2 _ri^_q+@"quinesmutualthree"6/=?
1 _ri^_q+@"quinesmutualthree"6/=?
3 _ri^_q+@"quinesmutualthree"6/=?

Thanks to @MartinBüttner for a suggestion that helped save 48 bytes!

Try it online in the CJam interpreter.

Verification

$ cat A
2 _ri^_q+@"quinesmutualthree"6/=?
$ cat B
1 _ri^_q+@"quinesmutualthree"6/=?
$ cat C
3 _ri^_q+@"quinesmutualthree"6/=?
$ 

$ cjam A < A
three
$ cjam A < B
3 _ri^_q+@"quinesmutualthree"6/=?
$ cjam A < C
1 _ri^_q+@"quinesmutualthree"6/=?
$ 

$ cjam B < A
3 _ri^_q+@"quinesmutualthree"6/=?
$ cjam B < B
mutual
$ cjam B < C
2 _ri^_q+@"quinesmutualthree"6/=?
$ 

$ cjam C < A
1 _ri^_q+@"quinesmutualthree"6/=?
$ cjam C < B
2 _ri^_q+@"quinesmutualthree"6/=?
$ cjam C < C
quines

Idea

The set {0, 1, 2, 3} is a group under the operation ^ (binary exclusive OR), where each element is its own inverse.

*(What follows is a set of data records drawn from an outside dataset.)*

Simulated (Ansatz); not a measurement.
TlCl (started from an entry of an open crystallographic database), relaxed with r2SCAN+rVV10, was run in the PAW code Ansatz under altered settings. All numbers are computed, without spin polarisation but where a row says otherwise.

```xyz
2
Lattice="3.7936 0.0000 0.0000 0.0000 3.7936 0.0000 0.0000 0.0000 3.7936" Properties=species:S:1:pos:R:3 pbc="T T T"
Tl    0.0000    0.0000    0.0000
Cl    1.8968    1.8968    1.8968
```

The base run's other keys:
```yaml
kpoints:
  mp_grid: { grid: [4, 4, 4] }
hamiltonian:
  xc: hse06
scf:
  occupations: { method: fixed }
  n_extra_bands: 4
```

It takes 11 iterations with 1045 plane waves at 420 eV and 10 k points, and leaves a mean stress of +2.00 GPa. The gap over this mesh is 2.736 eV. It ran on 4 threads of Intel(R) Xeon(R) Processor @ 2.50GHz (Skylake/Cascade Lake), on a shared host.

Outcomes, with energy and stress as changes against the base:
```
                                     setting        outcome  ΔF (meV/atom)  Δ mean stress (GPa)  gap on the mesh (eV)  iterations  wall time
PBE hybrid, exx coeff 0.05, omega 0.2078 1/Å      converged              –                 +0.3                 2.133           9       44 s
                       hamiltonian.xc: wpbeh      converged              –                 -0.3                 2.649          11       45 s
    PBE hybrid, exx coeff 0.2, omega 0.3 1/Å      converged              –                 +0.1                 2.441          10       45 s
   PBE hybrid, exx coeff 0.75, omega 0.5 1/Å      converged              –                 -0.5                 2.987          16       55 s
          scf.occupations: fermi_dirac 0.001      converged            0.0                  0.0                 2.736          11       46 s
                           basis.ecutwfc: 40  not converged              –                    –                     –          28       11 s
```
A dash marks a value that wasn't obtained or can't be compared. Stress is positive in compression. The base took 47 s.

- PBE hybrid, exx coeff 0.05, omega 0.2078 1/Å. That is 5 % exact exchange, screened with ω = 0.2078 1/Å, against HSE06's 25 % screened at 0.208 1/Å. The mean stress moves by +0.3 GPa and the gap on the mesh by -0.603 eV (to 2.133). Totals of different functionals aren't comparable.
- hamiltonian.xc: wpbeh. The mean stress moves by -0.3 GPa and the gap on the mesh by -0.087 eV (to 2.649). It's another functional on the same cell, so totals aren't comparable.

If all three programs are identical except for the the first character (an element of {0, 1, 2, 3}), we can distinguish and print them easily:

  • We start by XORing the digit at the beginning of the source code and the input.

  • If the result is in 0, source and input match.

    Thus, we print one of the three words, selected by this common digit.

  • If the result is not 0, it is the element of {1, 2, 3} that is neither in the source nor in the input.

    Thus, we prints it, followed by the rest of the input.

How it works

2                                  e# Push the number N on the stack.
  _                                e# Push a copy.
    r                              e# Read a token from STDIN, i.e., the input up
                                   e# to and excluding the next whitespace char.
     i                             e# Cast to integer.
      ^                            e# XOR it with the copy of N. Result: X
       _                           e# Push a copy of the result.
        q+                         e# Append the rest of the input.
          @                        e# Rotate N on top of the stack.
           "quinesmutualthree"6/   e# Push ["quines" "mutual" "three"].
                                =  e# Select the word at index N.
                                 ? e# If X is non-zero, select the modified input;
                                   e# otherwise, select the word.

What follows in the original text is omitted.